There are a few real characters in finance, and Victor Niederhoffer is one
of the most compelling. An inveterate and compulsive speculator, he does fabulously
well until he blows up – again and again and again. John Cassidy started
profiling him this summer, before the latest bout of market volatility, and
he now serves up a pretty definitive 11,000-word
profile in this week’s New Yorker.
It’s worth noting that Niederhoffer is not important, from a capital-markets
point of view. While he was being profiled by Cassidy, his hedge funds managed
at most a few hundred million dollars, most of them his own. But what he lacks
in size he makes up for in ego and in sheer color: Cassidy doesn’t neglect to
delve into Niederhoffer’s personal life, which includes weekly commutes between
his wife, in Connecticut, and his mistress, in New York.

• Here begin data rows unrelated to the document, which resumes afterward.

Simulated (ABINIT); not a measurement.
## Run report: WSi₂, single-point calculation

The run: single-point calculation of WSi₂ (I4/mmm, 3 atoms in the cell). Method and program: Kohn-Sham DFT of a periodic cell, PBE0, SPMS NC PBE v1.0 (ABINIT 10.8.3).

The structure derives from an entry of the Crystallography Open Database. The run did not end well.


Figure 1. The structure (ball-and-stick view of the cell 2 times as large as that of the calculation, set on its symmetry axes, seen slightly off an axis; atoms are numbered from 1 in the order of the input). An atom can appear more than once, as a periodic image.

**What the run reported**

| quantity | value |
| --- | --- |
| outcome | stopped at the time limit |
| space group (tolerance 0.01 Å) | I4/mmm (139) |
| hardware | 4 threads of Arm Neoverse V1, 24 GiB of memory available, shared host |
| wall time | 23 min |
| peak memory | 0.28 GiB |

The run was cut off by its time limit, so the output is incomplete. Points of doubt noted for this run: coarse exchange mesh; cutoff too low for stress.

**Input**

Cassidy’s timing was perfect: he had front-row seats for the transformation
of Niederhoffer’s hubris into nemesis. He was there for the this-time-it’s-different:
As Niederhoffer and his funds prospered, it appeared to many of his old friends
and colleagues that he had finally become a master speculator. “It is
impossible to go through what Victor went through without it altering what
you do,” Paul DeRosa told me in July. “It made him more conscious
of risk, more attuned to it. It was an expensive education, but the important
thing is that it wasn’t wasted.” Irving Redel, a former gold and
silver trader and chairman of the New York Commodities Exchange, who was a
mentor to Niederhoffer in his Wall Street days, said, “To be a great
trader you need discipline. You have to have certain strategies that you follow,
but you also have to have the flexibility to know when it is going wrong.
And you have to know to never go beyond what you can afford to lose.”
I asked Redel whether Niederhoffer has these qualities. He replied, “He
does now.”
And he was there at the bitter end:
In September, he was forced to close two of his funds, including his flagship,
Matador, which had declined in value by more than seventy-five per cent. After
cashing out many of his investments, Niederhoffer repaid his lenders and returned
what money was leftover to his clients. He laid off several employees and
consulted with his lawyers. Meanwhile, rumors circulated on the Internet that,
for the second time in a decade, his funds had “blown up.”
Cashing out investors in your flagship fund after it plunges by more than 75%?
Yes, I’d say that counts as a blow-up.
Niederhoffer will always trade, of course: it’s in his blood. But if Niederhoffer
can’t successfully predict short-term market moves, then I think it’s fair to
say that nobody can. It’s a pity, though: I like the idea of stock-market speculation
as a subset of musicology.
Niederhoffer doesn’t claim to be able to say what the Dow or the S.
& P. 500 will do next week or next month, but he believes that over shorter
periods—hours or days—there are sometimes predictable patterns
that can be exploited. In “The Education of a Speculator,” he
devotes an entire chapter to this notion, comparing the market’s movements
to some of his favorite pieces of classical music, and juxtaposing pages of
sheet music with stock charts. “When the markets are moving in my favor
in a nice, gentle way—never below my initial price—I often think
of the ‘Trout Quintet,’ ” he writes. “Another frequent
work I hear in the market is Haydn’s Symphony No. 94. . . . Right after
lunch, or before a holiday, the markets have a tendency to meander up and
down in a five-point range above and below the opening. The pattern is similar
to the twinkling C-major fifths of Haydn’s symphony.”
Update: A correspondent tells me, quite rightly,
that this blog entry should be called "The Second Fall of Victor Niederhoffer",
not the third. His really spectacular blowups were in 1997 and 2007; there was
no other.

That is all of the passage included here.